”6 – 0 to the Finnish Electrical Workers’ Union!” ”The greatest thing to have happened since the Laval judgement!” Reactions from the employees’ side were exuberant when the Court of Justice of the European Union announced its preliminary ruling in the case concerning 186 Polish electricians who had been posted to Finland.
The electricians claim they have not been paid according to the Finnish universally applicable collective agreement.
The case touches on two fundamentally important issues. Firstly, did the Finnish trade union have the right at all to bring the posted workers’ case to a court of law? Their employer claimed it could not. But of course, answered the EU Court of Justice, which decided that preventing the Electrical Workers’ Union from representing the employees would be in breach of the EU’s directive on the posting of workers and the EU’s charter of fundamental rights.
The other major question in this case is which of the benefits in the Finnish collective agreement for the electrics and building installation trade are included in the minimum rates of pay that the Polish company must pay its employees. The directive on the posting of workers introduces certain frameworks, but within these member states can decide what the minimum rates of pay comprises.
And that could be many things, according to the EU Court of Justice. Firstly, the host member state decides how the minimum rates of pay are calculated. The collective agreement involved in this case, for instance, divides workers into wage groups and stipulates a minimum hourly wage or piece rate for each group.
As long as the division into groups and the wage calculation is carried out in accordance with binding and transparent rules, the foreign company must follow them. Daily allowances can also be included in the minimum rates of pay, if these are paid on the same terms to workers who are posted from a different country as for those posted within their country.
The case is about terms in a certain collective agreement, and wage structures in other collective agreements might look very different. But in principle this covers the same ground as the Norwegian “shipbuilding case” which was decided by Norway’s Supreme Court in 2013, leading to a complaint from the EFTA Court. There is disagreement in Sweden too over what the term minimum rates of pay in the directive on the posting of workers means.

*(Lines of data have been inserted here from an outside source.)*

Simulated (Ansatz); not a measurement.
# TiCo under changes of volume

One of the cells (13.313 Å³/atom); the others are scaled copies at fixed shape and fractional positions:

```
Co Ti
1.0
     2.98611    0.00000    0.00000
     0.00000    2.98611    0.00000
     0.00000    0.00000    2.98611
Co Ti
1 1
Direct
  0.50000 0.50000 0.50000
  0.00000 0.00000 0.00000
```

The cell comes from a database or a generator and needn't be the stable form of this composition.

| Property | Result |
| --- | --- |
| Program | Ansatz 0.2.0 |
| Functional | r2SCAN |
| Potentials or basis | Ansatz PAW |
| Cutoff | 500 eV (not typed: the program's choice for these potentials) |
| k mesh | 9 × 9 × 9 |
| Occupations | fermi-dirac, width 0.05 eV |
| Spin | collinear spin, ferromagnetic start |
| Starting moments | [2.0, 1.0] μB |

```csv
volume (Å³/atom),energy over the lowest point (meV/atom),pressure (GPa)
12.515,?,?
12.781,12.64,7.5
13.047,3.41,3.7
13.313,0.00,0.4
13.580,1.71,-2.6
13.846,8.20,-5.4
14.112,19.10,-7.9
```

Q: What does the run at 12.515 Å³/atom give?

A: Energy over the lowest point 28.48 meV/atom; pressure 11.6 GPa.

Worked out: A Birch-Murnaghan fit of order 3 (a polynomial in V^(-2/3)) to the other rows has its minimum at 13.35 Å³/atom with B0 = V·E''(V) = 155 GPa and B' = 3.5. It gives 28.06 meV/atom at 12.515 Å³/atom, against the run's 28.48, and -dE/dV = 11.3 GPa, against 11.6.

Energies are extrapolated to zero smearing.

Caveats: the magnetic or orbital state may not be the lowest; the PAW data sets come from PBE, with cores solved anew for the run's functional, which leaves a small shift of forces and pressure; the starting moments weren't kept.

With the new judgement from the EU Court of Justice it is clear that what the parties define as minimum levels in their collective agreements for different categories of workers and working tasks, also applies to posted workers, as long as the rules are clear and binding so that they are applied equally to them and to domestic workers.
Equally important for Nordic trade unions is the EU Court of Justice’s message that they cannot be prevented from representing workers who have been posted here, in just the same way as they represent domestic workers.